Tuesday, August 31, 2010

The end in Iraq?

Tonight President Obama will give a televised address to the nation which is billed as marking the end of combat operations in Iraq.  There is much that must be said before we hear that address.  The fact is that 50,000 American troops will remain in Iraq; and doubtless some of them will engage in fighting, and some of them will be wounded and die in that fighting.  The Republican leadership in Congress is already crowing about how President Bush's "surge," our latest euphemism for an escalation of violence, "worked."  Yet undeniable facts remain.  Iraq is still politically unstable, even chaotic.  Many months after the last elections they still have not been able to form a government.  Violent attacks continue, and people continue to die.  The press reports say that President Obama will not claim victory tonight, and indeed he cannot.  Iraq's future remains uncertain at best, with violent clashes between warring parties a certainty and stability a distant dream.
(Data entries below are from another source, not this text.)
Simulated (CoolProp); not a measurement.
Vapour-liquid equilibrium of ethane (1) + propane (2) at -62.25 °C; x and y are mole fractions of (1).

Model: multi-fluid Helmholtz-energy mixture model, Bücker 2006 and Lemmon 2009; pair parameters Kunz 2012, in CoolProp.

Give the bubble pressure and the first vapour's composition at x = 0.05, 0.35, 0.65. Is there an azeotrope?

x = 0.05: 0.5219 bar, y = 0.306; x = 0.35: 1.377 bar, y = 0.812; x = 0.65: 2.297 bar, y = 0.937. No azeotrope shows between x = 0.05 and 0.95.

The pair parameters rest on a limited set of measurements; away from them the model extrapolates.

Yet there is one fact about the Iraq war that is more important than any of these, one that we must not forget as we mark the happy homecoming of at least some of our troops.  That fact is this:  The Iraq war was illegal and immoral in its inception, and nothing that has happened or will happen later can change that fact.  President George W. Bush began that war on false pretenses.  He claimed that Iraq had weapons of mass destruction that it did not have and that he had reason to know it did not have.  More importantly, he orchestrated a highly sophisticated campaign of innuendo and misdirection that gave the American public the idea that Saddam Hussein had something to do with the September 11, 2001, terrorist attacks on our country.  A significant number of Americans still believe that falsehood.  Bush knew that Saddam and Iraq had nothing to do with those attacks, but through carefully constructed statements that associated Saddam and 9/11 without ever actually saying that Saddam was responsible for 9/11 the Bush administration created a false idea in the mind of the American public so that he could launch a war that President Bush had been planning even before he became President.  Launch that war he did, and in doing so he broke international law by starting a war of aggression against another sovereign state.  Of course Saddam Hussein was a bad guy.  We all know that.  No one is denying it.  But that's not why we attacked Iraq, and it is no excuse for having attacked Iraq.  There is no excuse for us having attacked Iraq.  So let us not be lulled into complacency by President Obama's claims that our combat mission in Iraq has ended.  It hasn't.  It may have changed its form and scale, but it hasn't ended.  And as we welcome home and support those Americans who chose to serve in the military and who served in Iraq, let us never forget that in starting the Iraq war our nation violated international law and our own most loudly proclaimed values of peace and justice.

And let us Christians never forget that war can never be justified from a Christian perspective.  Jesus taught nonviolence.  He didn't teach pacifism as is often thought.  He taught assertive, creative, nonviolent resistance to evil not passive acceptance of it; but he never condoned violence, not even to save his own life.  After Christianity became the state religion of the Roman Empire Christians abandoned Jesus' teaching of nonviolence.  St. Augustine and others developed the just war doctrine in its place.  Just war doctrine has a long history in Christianity, but it isn't authentically Christian.  Even if it were the Iraq war would not come close to meeting its requirements.

So even if our combat role in Iraq were truly ending we would have nothing to celebrate.  Rather, we have a lesson to learn.  We can never be too vigilant in the cause of peace.  As Christians we can never let the worldly value of power, we can never let what appears to be expediency, we can never let national arrogance or even true national interest deter us from the pursuit of peace.  The way of the world may be a kind of peace through the use of force.  The way of the Christian is the way of true peace through justice.  As we listen to President Obama tonight, let us not forget that truth.